Brexit and German-Russian Relations
What are the implications of Britain leaving the EU for Germany in the context of its relations with Russia? First, chancellor Merkel is losing an important ally in the EU for a vigorous response to Putin’s policies in what he considers to be a traditional Russian sphere of influence, that is, the Baltic nations, the six countries of the EU’s Eastern Partnership, the ex-Warsaw Pact members, and the Balkan countries. Unlike Germany, Britain’s Russia policies, both inside and outside the EU, are largely unconstrained by domestic constituencies – equivalents of Putin – and Russland-Versteher in the UK are hard to find. London has taken a tough line on many issues of concern to Moscow. Telling examples have been expulsions of Russian diplomats made public by the foreign office; the public inquiry into the murder of Alexander Litvinenko with its conclusion that the killing was a FSB operation, “probably approved” by its head “and also by President Putin”; and consistent support for Russian civil society in what the Kremlin has chastised as “color revolutions” in its claimed sphere of influence.
Second, as an extension of the previous point, chancellor Merkel, in her struggle with domestic critics of her Russia policies both inside and outside the coalition government, is losing further ground in maintaining EU unity on sanctions vis-à-vis Russia. Whereas the governments of Italy, Greece, and Hungary, as well as important sections of public opinion in these and other EU countries, including France and the Netherlands, have questioned the utility of sanctions, the UK used to be one of the strongest voices for maintaining them. In fact, a few days prior to the official prolongation of the EU sanctions, the House of Commons Defense Committee issued a report that called on the government not only to support the prolongation of the existing EU sanctions, but also “to consider extending travel bans to a larger portion of the Russian leadership.”

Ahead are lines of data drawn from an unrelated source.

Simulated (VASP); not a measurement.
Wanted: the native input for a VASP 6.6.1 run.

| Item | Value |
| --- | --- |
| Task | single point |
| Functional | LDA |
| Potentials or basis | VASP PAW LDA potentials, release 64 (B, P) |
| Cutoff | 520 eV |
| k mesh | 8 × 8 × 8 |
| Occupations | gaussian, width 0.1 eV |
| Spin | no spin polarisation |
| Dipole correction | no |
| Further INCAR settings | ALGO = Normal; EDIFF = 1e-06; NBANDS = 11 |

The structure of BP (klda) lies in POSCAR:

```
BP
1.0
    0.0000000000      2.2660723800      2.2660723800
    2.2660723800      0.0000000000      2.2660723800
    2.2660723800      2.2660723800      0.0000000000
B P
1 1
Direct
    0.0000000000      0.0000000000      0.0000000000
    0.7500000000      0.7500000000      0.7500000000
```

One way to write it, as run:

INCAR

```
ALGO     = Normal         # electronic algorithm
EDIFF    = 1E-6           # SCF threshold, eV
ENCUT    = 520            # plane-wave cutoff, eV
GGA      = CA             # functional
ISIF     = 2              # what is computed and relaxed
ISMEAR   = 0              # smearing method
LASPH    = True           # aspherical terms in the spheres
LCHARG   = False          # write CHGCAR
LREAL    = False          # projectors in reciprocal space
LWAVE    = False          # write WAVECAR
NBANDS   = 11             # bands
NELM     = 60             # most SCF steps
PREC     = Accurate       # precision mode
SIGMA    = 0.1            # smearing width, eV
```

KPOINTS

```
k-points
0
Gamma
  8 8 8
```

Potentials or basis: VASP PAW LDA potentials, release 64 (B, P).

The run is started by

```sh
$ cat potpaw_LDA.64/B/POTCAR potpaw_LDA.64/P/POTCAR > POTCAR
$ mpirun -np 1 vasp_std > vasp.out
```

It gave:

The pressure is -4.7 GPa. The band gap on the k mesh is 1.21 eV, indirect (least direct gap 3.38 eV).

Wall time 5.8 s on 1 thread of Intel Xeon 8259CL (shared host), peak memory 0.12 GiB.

Third, no matter when – if at all – the UK will invoke Article 50 of the Lisbon treaty, Germany will be preoccupied with intra-EU crisis management and thus be less able and willing to devote more time and resources to the solution of “frozen conflicts” on post-Soviet space (Transnistria, South Ossetia, Abkhazia, Nagorno-Karabakh) and to Ukrainian political and economic reform. It will most likely accept de facto the status quo, that is, Crimea as part of the Russian Federation and the separatist republics of Lugansk and Donetsk as yet two other “frozen” conflict areas, simply hoping that the sorry state of affairs will not escalate. That, however, will do little to improve German-Russian relations and not even lead to a speedy removal of sanctions since they are still tied to the “full implementation” of Minsk II.
Fourth, without Britain, the significance and effectiveness of the EU as a military and security actor will be further reduced and the importance of the United States and NATO for Germany as guarantors of European security will grow. Conversely, with the absence of the UK’s voice for transatlantic cooperation, the next US administration may exert pressure on Germany to do more on defense. It could, therefore, be more problematic for Berlin to continue with its self-identification as a “civilian power,” its mantras of “there can be no military solution” and “European security cannot be achieved without Russia, let alone against Russia,” and the incessant invocation of “dialogue” and “détente” while deemphasizing deterrence in relation to Russia. Since a greater emphasis on deterrence is at risk of being branded as “saber rattling and warmongering,” domestic political conflicts in Germany will most likely increase. Whether this will serve Russian interests is again a different matter.